When we learn a new language, we also crucially strengthen neuronal networks that span different regions in our brain. These changes can have a positive effect on our cognitive skills. As we grow older, however, the opposite happens, and our language and communication skills tend to decline, changing the way we communicate. This, of course, is unfortunate, as communication fulfills a number of important functions for older people, including strengthening their social ties, securing their independence and increasing their wellbeing. It is thus all the more important that we investigate people’s ability to communicate and deal with communication issues as they approach retirement.
There are numerous studies in social studies and behavioral sciences that examine the effects of retirement on people’s physical and mental health and how working affects our cognition. However, there has been little research on how retirement may impact individuals’ language development and language use. In the VARIAGE (Variation in second language use and development across retirement) research project, the team of Simone Pfenninger, professor of English linguistics at the University of Zurich (UZH), is now researching whether and how retirement, as a socially constructed concept, affects the language use and language learning ability of people over the age of 60.
To achieve this, a group of German native speakers approaching retirement age will spend two years learning English or French. During this time, researchers will regularly examine their communicative and cognitive skills. The aim is to determine how the target language affects the learning process. When it comes to data evaluation, in turn, the goal is to develop tools that can help people maintain their language and cognitive skills after they retire.
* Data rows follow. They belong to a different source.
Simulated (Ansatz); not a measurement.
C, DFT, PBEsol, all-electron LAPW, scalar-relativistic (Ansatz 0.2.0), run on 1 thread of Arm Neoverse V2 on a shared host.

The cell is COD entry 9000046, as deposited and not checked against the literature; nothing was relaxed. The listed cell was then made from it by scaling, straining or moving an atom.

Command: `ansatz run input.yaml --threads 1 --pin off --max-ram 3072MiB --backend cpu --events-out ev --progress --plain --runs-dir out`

The VARIAGE project is the first to produce insights on how retirement affects our ability to communicate in our first and second languages. As such, it plays a crucial part in improving and expanding current research on cognition and language acquisition. But not only researchers stand to benefit from the project. By identifying risk factors that precipitate cognitive decline or communication problems, it will be possible to develop strategies that help maintain people’s cognitive skills and promote healthy aging in the general population. Last but not least, the project will also lead to new open-access tools and teaching materials that can be used by individuals, health authorities, universities and language schools working with older people.
«The VARIAGE project is the first to investigate the immediate effects of retirement on people’s communications skills in their first as well as a second language such as English or French.»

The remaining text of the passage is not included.